I actually purchased my first property a year after I graduated college. It was a good deal where I only needed to put 10% down for a Studio condo in a high rise building, but for a young man it was perfect. I moved in and after about 6 months I tested the rental market. I discovered that I could rent it out and break even with my mortgage payment, so that's what I did. I was able to move back in with family and after 6 months I saved enough to buy another unit in the same building and again after living in it for a year, I rented the 2nd one out also. To break even doesn't sound so great to some people, but keep in mind that those tenants were paying off my mortgage for me. In addition, there are some tax benefits when owning real estate, which come in handy around tax time.

You could have many options if you buy a property. You could live in it yourself, you could rent it out or if its a 2+ bedroom apartment, you could live in it and rent out a room to a fellow college student and help pay part of the mortgage that way. I would recommend finding an online mortgage calculator and play with the numbers based on the cost of the property, how much you could put down and estimate the property taxes to determine what your mortgage payments would be. Then check the rentals online in that area and evaluate how your monthly payment would compare to the amount of rent you can bring in. That will help you make a decision.

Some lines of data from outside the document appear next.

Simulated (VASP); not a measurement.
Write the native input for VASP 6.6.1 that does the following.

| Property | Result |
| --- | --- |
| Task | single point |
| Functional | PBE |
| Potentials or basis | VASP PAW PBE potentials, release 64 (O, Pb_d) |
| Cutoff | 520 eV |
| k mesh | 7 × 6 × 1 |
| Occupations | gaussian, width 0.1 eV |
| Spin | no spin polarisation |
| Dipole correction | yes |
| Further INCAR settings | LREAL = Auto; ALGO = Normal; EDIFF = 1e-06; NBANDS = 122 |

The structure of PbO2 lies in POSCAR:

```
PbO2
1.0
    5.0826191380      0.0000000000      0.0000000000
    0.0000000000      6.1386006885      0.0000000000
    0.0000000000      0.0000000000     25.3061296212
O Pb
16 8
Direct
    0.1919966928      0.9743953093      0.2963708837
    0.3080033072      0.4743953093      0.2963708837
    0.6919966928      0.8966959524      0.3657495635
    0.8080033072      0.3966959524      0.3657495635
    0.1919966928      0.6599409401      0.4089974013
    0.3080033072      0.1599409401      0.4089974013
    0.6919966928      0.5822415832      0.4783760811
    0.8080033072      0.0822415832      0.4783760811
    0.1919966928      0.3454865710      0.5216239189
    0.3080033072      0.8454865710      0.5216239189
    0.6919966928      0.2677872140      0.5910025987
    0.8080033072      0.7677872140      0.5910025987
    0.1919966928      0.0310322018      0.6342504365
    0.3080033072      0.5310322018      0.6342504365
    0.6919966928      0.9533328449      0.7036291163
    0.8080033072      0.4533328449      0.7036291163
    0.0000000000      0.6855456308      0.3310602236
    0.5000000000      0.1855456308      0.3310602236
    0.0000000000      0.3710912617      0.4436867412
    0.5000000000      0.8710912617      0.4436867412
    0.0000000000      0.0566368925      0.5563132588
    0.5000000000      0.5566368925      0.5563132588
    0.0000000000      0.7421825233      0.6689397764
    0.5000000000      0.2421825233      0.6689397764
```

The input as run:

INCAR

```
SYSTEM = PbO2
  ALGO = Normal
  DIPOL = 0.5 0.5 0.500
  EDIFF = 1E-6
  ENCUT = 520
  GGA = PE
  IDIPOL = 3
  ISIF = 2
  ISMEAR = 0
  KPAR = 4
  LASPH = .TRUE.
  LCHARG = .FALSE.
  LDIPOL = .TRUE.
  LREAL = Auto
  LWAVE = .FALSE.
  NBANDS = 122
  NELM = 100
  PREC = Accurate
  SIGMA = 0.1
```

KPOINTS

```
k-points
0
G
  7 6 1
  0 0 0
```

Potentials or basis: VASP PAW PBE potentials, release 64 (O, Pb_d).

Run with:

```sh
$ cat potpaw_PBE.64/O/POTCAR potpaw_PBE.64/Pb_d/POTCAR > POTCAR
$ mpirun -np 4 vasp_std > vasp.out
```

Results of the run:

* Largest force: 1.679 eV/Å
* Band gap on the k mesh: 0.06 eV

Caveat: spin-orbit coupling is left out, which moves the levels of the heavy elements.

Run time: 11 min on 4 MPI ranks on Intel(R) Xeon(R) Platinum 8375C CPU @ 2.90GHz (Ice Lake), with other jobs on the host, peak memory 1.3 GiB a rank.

Keep in mind that as a college student, your focus should be on your degree. If the amount of rent isn't close to covering the mortgage, then you may be tempted to work more hours to bring in more money to cover the shortfall and that could affect your studies. So just keep that in mind.

Real estate is a great investment for the long term. While your mortgage balance is being paid down, you can also build equity as the property value rises! So to answer your question, if you can get approved for a mortgage and you believe it won't affect your studies, this is more than reasonable it is a great idea.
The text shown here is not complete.